Distributed Proofreaders has a very large InnoDB-backed table that was created many years ago on a MySQL version that only supported the system tablespace (ibdata1). We’ve since upgraded to 5.7 which supports file-per-table tablespaces and we have innodb_file_per_table=ON.
With file-per-table tablespaces enabled, some table operations will move tables from the system tablespace to their own per-file tablespace and given the size of the table in question it was important to understand which ones would cause this to happen.
My research lead me to the Online DDL Operations doc which was the key. Any operation that says it Rebuilds Table will move an InnoDB table out of the system tablespace, regardless if In Place says “Yes”.

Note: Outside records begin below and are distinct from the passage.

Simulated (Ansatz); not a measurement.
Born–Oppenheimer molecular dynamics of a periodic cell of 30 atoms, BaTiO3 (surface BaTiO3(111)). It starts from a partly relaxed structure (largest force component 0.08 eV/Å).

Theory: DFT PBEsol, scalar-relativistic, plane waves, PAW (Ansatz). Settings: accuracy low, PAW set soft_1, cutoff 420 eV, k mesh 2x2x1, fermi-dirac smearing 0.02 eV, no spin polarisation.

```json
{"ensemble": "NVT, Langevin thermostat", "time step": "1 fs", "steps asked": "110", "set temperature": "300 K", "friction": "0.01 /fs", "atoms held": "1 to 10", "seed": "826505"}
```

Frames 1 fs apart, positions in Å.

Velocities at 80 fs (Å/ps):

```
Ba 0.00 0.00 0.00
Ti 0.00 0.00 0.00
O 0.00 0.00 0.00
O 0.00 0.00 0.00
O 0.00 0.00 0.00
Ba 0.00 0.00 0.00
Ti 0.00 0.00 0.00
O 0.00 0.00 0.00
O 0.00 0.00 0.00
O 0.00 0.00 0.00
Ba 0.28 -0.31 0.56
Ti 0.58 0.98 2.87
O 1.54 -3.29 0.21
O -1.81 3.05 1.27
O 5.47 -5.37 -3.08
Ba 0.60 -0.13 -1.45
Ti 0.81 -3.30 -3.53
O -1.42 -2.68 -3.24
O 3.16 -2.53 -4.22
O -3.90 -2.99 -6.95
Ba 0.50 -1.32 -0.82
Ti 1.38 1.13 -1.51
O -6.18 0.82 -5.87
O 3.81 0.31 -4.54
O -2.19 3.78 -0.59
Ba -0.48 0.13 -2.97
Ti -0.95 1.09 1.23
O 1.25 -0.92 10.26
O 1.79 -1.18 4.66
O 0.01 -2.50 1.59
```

For example, the following will keep the table where it is:
- Creating, dropping, or renaming non-primary-key indexes
- Renaming a column
- Setting a column default value
- Dropping a column default value
And these will rebuild the table and move it to its own tablespace:
- Adding or dropping primary keys
- Adding or dropping a column
- Reordering columns
- Changing column types
- Converting a character set
The above are not an exhaustive list, see the Online DDL Operations documentation for your version of MySQL for the definitive list.
It’s important to know that OPTIMIZE TABLE will also move an InnoDB table out of the system tablespace.
If there’s an operation you want to perform that will rebuild the table but you want to keep the table in the system tablespace, you can temporarily set innodb_file_per_table=OFF (it’s a dynamic variable), do the operation, and then turn it back ON.
And for the curious, if you have a table already in its per-file tablespace and set innodb_file_per_table=OFF, making changes that will rebuild the table won’t move it to the system tablespace. It looks like you have to drop and recreate the table to do that.